This Week in Texas History: A column
by BARTEE HAILE
President James K. Polk issued a secret order on May 13, 1846 granting an infamous exile safe passage through U.S. lines.
By telling the American leader exactly what he wanted to hear, that he alone could bring an early end to the Mexican War, Santa Anna finagled a trip home.
Less than a month into the grudge match with the gringos, the conflict was already going badly for the Mexicans. Belligerent boasts the northern giant would pay through the nose for the annexation of Texas were proving to be just so much hot air, as the advancing Americans whipped Mexico’s best with embarrassing ease.
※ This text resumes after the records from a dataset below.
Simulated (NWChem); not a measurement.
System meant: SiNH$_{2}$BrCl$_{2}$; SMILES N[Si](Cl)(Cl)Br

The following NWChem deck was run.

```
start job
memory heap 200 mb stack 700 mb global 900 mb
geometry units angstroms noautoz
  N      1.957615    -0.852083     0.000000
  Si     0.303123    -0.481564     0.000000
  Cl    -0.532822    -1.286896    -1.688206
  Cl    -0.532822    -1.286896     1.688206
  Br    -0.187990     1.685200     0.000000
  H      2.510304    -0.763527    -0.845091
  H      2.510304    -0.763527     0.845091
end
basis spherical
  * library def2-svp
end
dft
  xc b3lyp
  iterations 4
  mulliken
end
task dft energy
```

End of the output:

While his successor soothed the sting of defeat by drinking himself into a daily stupor, Santa Anna cooled his heels in Havana, his forwarding address after a second scandal-ridden regime. Supremely confident that he alone could rescue his besieged nation, the deposed dictator was itching to climb back into the saddle.
Deciding a megalomaniac was a step up from a drunk, desperate Mexicans overthrew the government in a practically bloodless coup. Offering the “Napoleon of the West” a new lease on his political life, the rebels begged Santa Anna to seize the reins in the dual role of president and commander of the demoralized army.
But first the born-again hero had to find a way through the air-tight naval blockade off the Mexican coast. Opening private negotiations with President Polk, he vowed to surrender on terms favorable to the Tennessean in exchange for his assistance in a rapid return to power.
Polk was no babe in the woods and undoubtedly realized that the cunning despot had more tricks up this sleeve than a riverboat gambler. But if the Mexican was willing to betray his country in order to feather his own personal nest, who was he to stand in the way? The deal was made, and with the controversial safe conduct Polk guaranteed smooth sailing for the exile’s homecoming.
After regrouping the Mexican forces, Santa Anna caught Gen. Zachary Taylor flat-footed at Buena Vista in January 1847. The surprise attack left the Americans on the rope and ripe for the kill, but their opponent suddenly withdrew. Though his countrymen later preferred to think him a traitor rather than simply incompetent, the fact remained that Santa Anna wilted in the heat of battle.
True to form, the Mexican, who a decade before let Texas slip through his fingers, managed to finish second in skirmish after skirmish with the invaders. Committing boneheaded mistakes that would have put a private against the wall, Santa Anna could not win for losing.
While he persisted in fighting in clear violation of the covert pact with Polk, Washington bureaucrats blindly swallowed his lame excuses. Still convinced Santa Anna was faithfully playing both ends against the middle, the state department continued to funnel money to its man in Mexico City in the vain hope that he might complete his undercover assignment.
When the Mexican War at last staggered to a close, Santa Anna stood far taller in the eyes of the enemy than his own people. With the notable exception of the Texas troops, who knew the butcher of the Alamo and Goliad for the monster he really was, the discredited general owed his life to the American officers that escorted him into yet another exile.
To the utter disgust of the Texas Rangers, the general staff actually held a farewell banquet for Santa Anna the evening prior to his departure from conquered Mexico. In a scene straight out of a ridiculous European novel, the two-faced villain was toasted as a valiant foe.
The same short-sighted officers also took credit for saving Santa Anna from the wrath of the bloodthirsty Texans, portrayed in the northern press as merciless barbarians who broke every rule in the gentleman’s game of nineteenth-century warfare. Since the fiercely independent fighters always went their own way, it was out of character for them to obey the Yankee brass on such an emotion-charged occasion.
Ranger ranks did indeed seethe with an overwhelming desire to tear Santa Anna limb from limb, but their own captain kept the frontier cavalrymen in line. Asking his men to do nothing that would dishonor Texas, low-key Jack Hays prevented a violent international incident.
As Santa Anna’s carriage rolled slowly past the assembled Rangers, scores of fingers were poised on the trigger. For the terrified dictator, the short ride to the ship waiting to transport him to foreign sanctuary must have taken forever.
Eyewitnesses insisted that Santa Anna visibly paled at the sight of the wild-eyed Texans and quickly turned away in obvious fear. If looks could kill, he would have been a dead man before he reached the dock.